In the Football Obituaries of the Association of Football Statisticians website – http://www.11v11.co.uk -  I recently came across this very nice tribute (in italics and slightly amended from the original) to former Motherwell ‘keeper Hastie Weir, who died on 21 December 1999.

Motherwell backdrop and HW with name.jpg

Hastie Weir, whose career started with Baillieston in the Junior ranks, would go on to become a calm and mature goalkeeper. He signed for Queen’s Park in 1949 and, after a two year wait, took over from Third Lanark-bound Ronnie Simpson in the 1950-51 season. Hastie held his position as QP’s first choice goalie for the following four years, save for a spell when Morton Ramsay took over from the injured Weir.

In those days, Queen’s Park were a good Second Division side, with genuine aspirations for the top division. This was something the Spiders would achieve not long after Weir had left Hampden. His consistent displays, and an outstanding performance in an amateur international match for Scotland v England at Wembley which the Scots won 4-1, brought him to the attention of the Motherwell scouts and he signed professional forms for the Fir Park club in August 1954.       

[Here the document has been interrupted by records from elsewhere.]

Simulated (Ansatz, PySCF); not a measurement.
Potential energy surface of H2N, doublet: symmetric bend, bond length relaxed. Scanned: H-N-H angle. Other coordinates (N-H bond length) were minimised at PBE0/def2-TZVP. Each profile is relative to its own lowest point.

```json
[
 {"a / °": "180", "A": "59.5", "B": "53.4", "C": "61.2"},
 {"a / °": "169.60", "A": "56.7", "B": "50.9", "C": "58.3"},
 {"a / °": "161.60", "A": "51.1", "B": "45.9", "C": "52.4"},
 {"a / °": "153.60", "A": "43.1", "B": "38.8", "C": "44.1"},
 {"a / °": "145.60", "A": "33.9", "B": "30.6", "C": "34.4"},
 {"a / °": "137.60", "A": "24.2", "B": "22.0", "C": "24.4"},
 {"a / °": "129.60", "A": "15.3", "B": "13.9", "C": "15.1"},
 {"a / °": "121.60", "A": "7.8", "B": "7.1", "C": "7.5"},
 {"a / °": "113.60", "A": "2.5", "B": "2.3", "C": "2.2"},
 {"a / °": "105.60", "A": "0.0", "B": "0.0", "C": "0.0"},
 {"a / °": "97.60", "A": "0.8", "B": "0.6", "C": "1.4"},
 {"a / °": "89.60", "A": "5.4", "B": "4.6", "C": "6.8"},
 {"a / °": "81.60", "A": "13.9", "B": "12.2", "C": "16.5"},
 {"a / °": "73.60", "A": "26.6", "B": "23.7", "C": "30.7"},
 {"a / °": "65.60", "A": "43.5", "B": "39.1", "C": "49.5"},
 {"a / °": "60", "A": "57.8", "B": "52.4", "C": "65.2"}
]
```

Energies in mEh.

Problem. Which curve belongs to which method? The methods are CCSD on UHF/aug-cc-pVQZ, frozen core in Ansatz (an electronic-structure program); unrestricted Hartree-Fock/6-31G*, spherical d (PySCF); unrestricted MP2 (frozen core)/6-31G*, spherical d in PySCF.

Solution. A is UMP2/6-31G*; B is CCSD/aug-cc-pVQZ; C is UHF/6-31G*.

Within months of joining, he was in the side that reached the final of the Scottish League Cup, only to lose to Hearts, 2-4, at Hampden. In 1955, Motherwell were destined to be relegated but were saved from the drop due to league reconstruction. Although he was to win no more medals for the Steelmen, Hastie became the senior figure in a young ‘Well side with exciting potential. However, the developing players such as St. John, Quinn, Reid and Roberts were sold one-by-one and the team disintegrated.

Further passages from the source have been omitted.